Thursday Fun: Sleeping Beauty

Despite early memories of “Sleeping Beauty,” I don’t recall many particulars of the princess herself. She was kind. She was sweet and considerate and beautiful, and throughout my childhood, she always seemed oddly faceless.

The elements I remember most vividly are not integral to the story. When I think of Sleeping Beauty, I think of three illustrations from a book I owned. In an another book, they would look entirely different, or perhaps would not be present at all.

In the first illustration, the childless queen, in tears over her barren state, is approached by a magical golden crab who promises her a daughter (and then proceeds to be absent for the rest of the story).

The second illustration is more dramatic and depicts the concerned king and queen overseeing the burning of every spinning wheel in the region on a huge bonfire, which engulfs the entire page in its flames. The last is by far the most disturbing, and shows the noble prince fighting his way through an immense thicket of brambles, surrounded by the pale corpses of all the would-be rescuers who came before him.

You will notice that at no point do any of these illustrations involve the princess. The book was ostensibly about her, but she was not Doing Things. She was being cursed, being protected, being put to sleep, then kissed awake again. Things happened, but not because she precipitated them.

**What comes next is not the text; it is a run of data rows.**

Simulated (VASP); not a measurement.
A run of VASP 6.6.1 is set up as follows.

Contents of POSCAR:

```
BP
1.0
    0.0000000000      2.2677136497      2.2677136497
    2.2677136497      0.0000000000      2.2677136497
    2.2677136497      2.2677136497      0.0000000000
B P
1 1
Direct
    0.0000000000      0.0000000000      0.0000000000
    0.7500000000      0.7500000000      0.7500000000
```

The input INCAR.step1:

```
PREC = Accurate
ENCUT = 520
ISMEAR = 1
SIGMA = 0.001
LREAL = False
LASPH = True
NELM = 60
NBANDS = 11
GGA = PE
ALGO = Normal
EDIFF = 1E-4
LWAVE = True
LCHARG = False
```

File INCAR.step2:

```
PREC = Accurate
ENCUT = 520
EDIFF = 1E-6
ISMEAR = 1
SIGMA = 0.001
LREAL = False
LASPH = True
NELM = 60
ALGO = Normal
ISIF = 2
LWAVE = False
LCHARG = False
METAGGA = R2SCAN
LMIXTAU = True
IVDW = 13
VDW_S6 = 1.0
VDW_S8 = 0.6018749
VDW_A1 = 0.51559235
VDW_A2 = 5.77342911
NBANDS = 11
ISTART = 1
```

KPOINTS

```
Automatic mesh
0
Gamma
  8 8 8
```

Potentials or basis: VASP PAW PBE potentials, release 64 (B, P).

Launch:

What I’m thinking about is this: I loved my picturebook-version of Sleeping Beauty, but I believed that it was about a king and queen, victims of a terrible curse. It was about a kingdom-wide ban on spindles. It was about a valiant prince, a wall of thorns, and everything else was just scenery.

13 thoughts on “Thursday Fun: Sleeping Beauty

  1. This makes me suddenly realize — how devastating would a kingdom-wide ban on spindles have been to the local economy? What would people have done for textiles? Only the wealthy would have been able to afford imported cloth. And how would all those women who relied on cottage textile industries have survived if they couldn’t spin thread in the first place?

  2. You pretty much just said exactly what I wanted to say, with a LOT less ranting.

    Is the crab from the Grimm boys? Also, it was a kid’s book with pictures of corpses? *love*

  3. I saw a movie version once (maybe Faerie Tale Theater or something like that) where they played with this. The whole kingdom wore rags, even the princess, except for the evil faerie who tricked her into pricking her finger – the faerie wore beautiful clothes, and THAT was what tempted the princess: the unknown.

  4. Okay, weird as it sounds–I actually worried about that as a child (what with being strange and easily-agitated), and this prompted my mom to explain felting to me. Because she is a nice person. So, that was my warped concept of the peasants. They were all wearing felt.

  5. Very bizarre now that you mention it, Sleeping Beauty invisible in her own story. Can you see pitching this in the current market place? The MC is a princess who sleeps the whole novel. LOL!

  6. You pretty much just said exactly what I wanted to say, with a LOT less ranting.

    Haha, I came to this thinking, Darn it! Tessa already brought up every good point I had, plus some I wasn’t even aware of (Conceiving and bearing children while asleep? Come on!)

    The book was awesome and I can’t remember who did the illustrations. They were very elaborate and stylized, and so the dead knights looked a lot like some of the tomb-art from around the time of the Crusades (as in, pale and peaceful. Even though they were stabbed completely through, they were okay with it). I have no idea where the crab came from–have never run across it since.

  7. Hey, I found it! The crab does come from Grimm, in their story Little Brier Rose.

    This whole wanting to say the same things is perhaps the downside of having such like minds. Heh.

  8. Can you see pitching this in the current market place?

    😀 I actually started out the post thinking I might talk about this a little, and it got really complicated really fast and I was suddenly knee-deep in the difference between a story and allegory and how they each serve society in different ways. And then I thought I am boring even myself.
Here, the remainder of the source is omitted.